There’s nothing certain in life, but death and taxes. Of all the uncertainties that pervade our everyday lives, uncertainty at work is increasingly the nature of things. With rapid change, innovation and constant market disruption; with all the political uncertainty we live with from day to day – the workplace hasn’t been so uncertain – arguably for many decades. And along with that uncertainty can come an unspoken background fear for many people – will there still be a job for me? Will I find my place in the changing scheme of things?

 

Being with that uncertainty, accepting that it won’t go away and that perhaps it’s in the very nature of work in this part of the 21st Century, calls for a general capacity for resilience. Can we maintain a positive frame of mind for work and live to our full potential in the face of relentless change?

 

Work uncertainty

Developing resilience

We’re all resilient to some extent. And for all of us, resiliency can be increased. Evidence suggests that mindfulness training can help us develop our resilience even more, enabling us to recover more rapidly from unwanted change and other setbacks. The more resilient we are, the better we can be at recovering from such challenges.

 

Self-efficacy - the belief that you can succeed in a specific situation or accomplish a specific task – plays a significant part in the development of resilience. Interestingly, one study suggests that mindfulness and self-efficacy are intrinsically linked. Those participants in the study who believed they would do well, and those with higher mindfulness scores, demonstrated higher levels of resilience. Self-belief, it seems, allied to mindfulness, is a powerful predictor of our capacity to thrive in adversity.

Dealing with uncertainty

Despite the universality of change and uncertainty, many of us continue to harbor the belief that our would be generally more comfortable if we could somewhere find certainty. That may be delusory. Mindfulness training allows us to be more open to life, whatever the outcome. As Eckhaart Tolle once put it: ‘When you become comfortable with uncertainty, infinite possibilities open up in your life.’

But maybe uncertainty actually serves us…

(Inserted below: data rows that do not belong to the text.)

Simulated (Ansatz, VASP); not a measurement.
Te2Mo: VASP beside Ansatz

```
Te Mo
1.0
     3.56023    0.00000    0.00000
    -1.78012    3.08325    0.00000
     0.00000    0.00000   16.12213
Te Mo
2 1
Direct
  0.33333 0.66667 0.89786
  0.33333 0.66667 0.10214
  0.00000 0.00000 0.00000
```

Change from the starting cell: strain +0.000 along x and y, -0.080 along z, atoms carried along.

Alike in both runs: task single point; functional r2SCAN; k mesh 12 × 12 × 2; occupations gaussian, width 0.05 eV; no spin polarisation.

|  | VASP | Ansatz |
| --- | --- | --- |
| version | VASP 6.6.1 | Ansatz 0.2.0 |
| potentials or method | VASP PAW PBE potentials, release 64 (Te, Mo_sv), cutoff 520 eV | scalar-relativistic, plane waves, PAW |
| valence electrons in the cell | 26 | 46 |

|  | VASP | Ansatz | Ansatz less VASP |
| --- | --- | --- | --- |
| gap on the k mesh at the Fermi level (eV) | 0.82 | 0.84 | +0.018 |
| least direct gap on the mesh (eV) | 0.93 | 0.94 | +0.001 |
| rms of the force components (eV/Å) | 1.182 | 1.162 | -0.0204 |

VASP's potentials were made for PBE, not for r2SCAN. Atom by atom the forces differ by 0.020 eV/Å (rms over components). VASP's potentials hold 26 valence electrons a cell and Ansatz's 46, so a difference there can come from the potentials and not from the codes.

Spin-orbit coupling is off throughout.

Although mindfulness training can help us to manage uncertainty to some extent, there may be more to that than mere management. The fact is that uncertainty is a vital part of life. If we always knew what coming next, life wouldn’t be nearly as fulfilling. The excitement of not knowing what might happen can be a great driving force in promoting change, opening up new and more creative possibilities.

 

By practicing mindfulness, we return our attention to the present moment – over and over.

 

Stepping slightly apart from the constant stream of anxious inner chatter, we can begin to more deeply appreciate what is here now. That can allow us to embrace uncertainty for what it is – the necessary counterpart of all vitality.

 

As Jon Kabat-Zinn puts it:

‘There is a way of being, a way of looking at problems, a way of coming to terms with the full catastrophe that can make life more joyful and rich than it otherwise might be.’